In this paper, we experimentally evaluate the performance of high capacity transmission links compensated with broadband (>75 nm) discrete Raman amplifiers. We use a state-of-the-art, commercial transceiver to generate 69.4Gbaud DP-16QAM, DP-32QAM and DP-64QAM signals at a central C-band channel  and compare the DRA compensated link performance with an EDFA compensated system in a single span, 75 km long transmission, and in a triple span 215 km scenario. A WDM C + L band spectrum, shaped into 88 × 100 GHz spaced channels is loaded into the links and the penalty on the test channel is measured . In the triple-span scenario we load the spectrum with 182 × 50 GHz spaced WDM channels over C- and L-band, and measure the transmission performance of a 34.7Gbaud DP-64QAM signal over selected channels in the C-band, reporting BER values below the FEC threshold level. Finally, we use the same 182 channel grid to transmit 30Gbaud DP-QPSK signal over C- and L-band. We measure the Q2 performance of L-band transmission to be comparable to C-band, showing that DRAs are a viable solution for high capacity, short reach, seamless broadband transmission systems, such as those required for Data Centre Interconnects (DCIs) .

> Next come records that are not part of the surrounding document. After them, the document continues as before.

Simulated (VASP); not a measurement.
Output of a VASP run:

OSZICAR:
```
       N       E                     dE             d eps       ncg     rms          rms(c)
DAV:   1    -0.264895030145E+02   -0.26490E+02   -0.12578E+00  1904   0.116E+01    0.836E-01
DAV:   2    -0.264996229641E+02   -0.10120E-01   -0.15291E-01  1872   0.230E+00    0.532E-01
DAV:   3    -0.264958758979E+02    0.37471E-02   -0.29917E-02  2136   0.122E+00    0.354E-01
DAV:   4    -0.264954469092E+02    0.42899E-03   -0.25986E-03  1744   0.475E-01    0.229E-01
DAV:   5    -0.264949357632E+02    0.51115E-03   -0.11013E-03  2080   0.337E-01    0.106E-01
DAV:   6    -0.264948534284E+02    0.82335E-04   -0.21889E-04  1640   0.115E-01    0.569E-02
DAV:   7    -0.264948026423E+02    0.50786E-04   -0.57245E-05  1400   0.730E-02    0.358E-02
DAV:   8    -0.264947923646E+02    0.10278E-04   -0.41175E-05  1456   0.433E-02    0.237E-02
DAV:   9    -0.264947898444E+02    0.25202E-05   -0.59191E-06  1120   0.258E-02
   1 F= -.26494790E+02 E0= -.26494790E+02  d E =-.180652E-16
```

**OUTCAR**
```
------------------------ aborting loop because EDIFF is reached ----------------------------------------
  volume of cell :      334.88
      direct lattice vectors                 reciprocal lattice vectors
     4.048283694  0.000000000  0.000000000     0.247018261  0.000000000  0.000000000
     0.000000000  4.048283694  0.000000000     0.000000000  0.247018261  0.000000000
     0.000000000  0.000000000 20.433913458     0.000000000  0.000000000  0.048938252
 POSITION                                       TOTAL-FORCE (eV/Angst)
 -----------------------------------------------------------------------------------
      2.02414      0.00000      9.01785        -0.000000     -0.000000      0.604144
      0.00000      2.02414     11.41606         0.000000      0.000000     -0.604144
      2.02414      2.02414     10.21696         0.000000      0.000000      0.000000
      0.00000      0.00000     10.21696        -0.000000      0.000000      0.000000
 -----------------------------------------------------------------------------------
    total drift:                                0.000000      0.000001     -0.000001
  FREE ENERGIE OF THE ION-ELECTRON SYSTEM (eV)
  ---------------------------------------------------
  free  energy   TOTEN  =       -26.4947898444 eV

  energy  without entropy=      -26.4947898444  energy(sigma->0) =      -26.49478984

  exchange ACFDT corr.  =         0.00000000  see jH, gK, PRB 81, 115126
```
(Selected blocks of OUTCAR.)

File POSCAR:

2. Single span transmission performance characterization
The experimental transmission setup is shown in Fig. 1. The transmitter comprised of C- and L-band EDFAs, whose amplified spontaneous emission (ASE) spectra were shaped with wavelength selective switches (WSS) into 100GHz-spaced, 70 GHz wide channels in the ranges 196.0-191.5THz (1529.55-1565.49 nm) and 190.8–186.7THz (1571.24–1605.74 nm), resulting in totals of 46 and 42 channels in the C- and in L-band, respectively. These ASE channels were combined with the channel under test, which was generated by a state-of-the-art, commercial transceiver capable of transmitting multiple advanced modulation formats (from DP-QPSK to DP-64QAM) at up to 69.4Gbaud (50Gbaud for the signal and the remaining for 27% FEC and other overheads). An attenuator at the span input was used to adjust the launch power to the span, which was monitored by a 5% tap. The span itself consisted of 75 km of SMF with 14.6 dB loss (measured at 1550 nm), followed by a broadband DRA comprising backward pumped (1425, 1445, 1465, 1485 and 1508 nm), 7.5 km long inverse dispersion fibre (IDF), providing sufficient gain to compensate for the SMF losses . At the input of the receiver, a narrow band-pass filter (BPF) separated the channel under test from neighboring ASE channels. The filter was followed by an EDFA, operated in constant power mode to ensure the receiver was working at its optimum receive power level of PRX=-5dBm throughout the experiment, and specifically during channel power sweeps. A 5% tap to the optical spectrum analyzer (OSA) was used to aid BPF alignment.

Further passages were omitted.